White House Press Secretary Sarah Huckabee Sanders announced Monday that President Trump, while not supportive of major gun control reform efforts, will work with Congress on improving the federal firearm purchaser background check system, and help encourage routine enforcement of laws already on the books.
The bill is already part of a gun reform package introduced by Sens. John Cornyn (R-TX) and Chris Murphy (D-CT), and, according to CNN, is designed to provide funding to agencies tasked with completing and enforcing federal background checks so that inter-departmental communications systems can be improved.
The proposed law is the result of a previous mass shooting that took place in a church in Texas, where the gunman, who had a "violent criminal history" that should have prevented him from purchasing weapons, was allowed to obtain a firearm. In that case, a U.S. military system, where the shooter was tagged as a potential threat, didn't share its information with the National Instant Criminal Background Check System.
The legislation says that it will hold "federal agencies accountable if they fail to upload relevant records to the background check system through public reporting and prohibiting bonus pay for political appointees.”

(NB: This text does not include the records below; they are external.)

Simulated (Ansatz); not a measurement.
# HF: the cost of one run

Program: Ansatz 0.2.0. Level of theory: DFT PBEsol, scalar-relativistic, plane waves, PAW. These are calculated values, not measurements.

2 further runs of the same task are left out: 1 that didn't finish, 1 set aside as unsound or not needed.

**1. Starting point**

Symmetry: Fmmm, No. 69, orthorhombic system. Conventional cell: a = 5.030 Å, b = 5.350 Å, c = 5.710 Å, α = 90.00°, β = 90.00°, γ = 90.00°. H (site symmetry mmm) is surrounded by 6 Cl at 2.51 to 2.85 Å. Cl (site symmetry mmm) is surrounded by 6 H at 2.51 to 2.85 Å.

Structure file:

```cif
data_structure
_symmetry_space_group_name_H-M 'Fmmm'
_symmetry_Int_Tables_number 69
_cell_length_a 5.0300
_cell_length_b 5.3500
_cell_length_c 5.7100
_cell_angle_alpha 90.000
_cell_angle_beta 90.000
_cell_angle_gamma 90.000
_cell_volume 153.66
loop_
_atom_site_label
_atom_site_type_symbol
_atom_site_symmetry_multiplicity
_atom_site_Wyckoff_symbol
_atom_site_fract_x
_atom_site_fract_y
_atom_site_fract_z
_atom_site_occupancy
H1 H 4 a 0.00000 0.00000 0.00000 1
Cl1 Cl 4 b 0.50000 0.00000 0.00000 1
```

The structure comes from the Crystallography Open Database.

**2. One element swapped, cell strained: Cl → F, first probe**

Although Democrats criticized the president over the weekend for dragging his feet on gun control, Trump has been surprisingly responsive to a pressure campaign designed to push anti-gun legislation, though he seems to be focusing more on enforcing laws on the books more effectively than introducing any new measures.
Trump will also hold a town-hall style "listening session" with concerned teachers and students on Wednesday, The Daily Caller reports, and Vice President Mike Pence suggested Sunday that the White House is considering measures to address a "mental illness" issue they say is plaguing America's schools.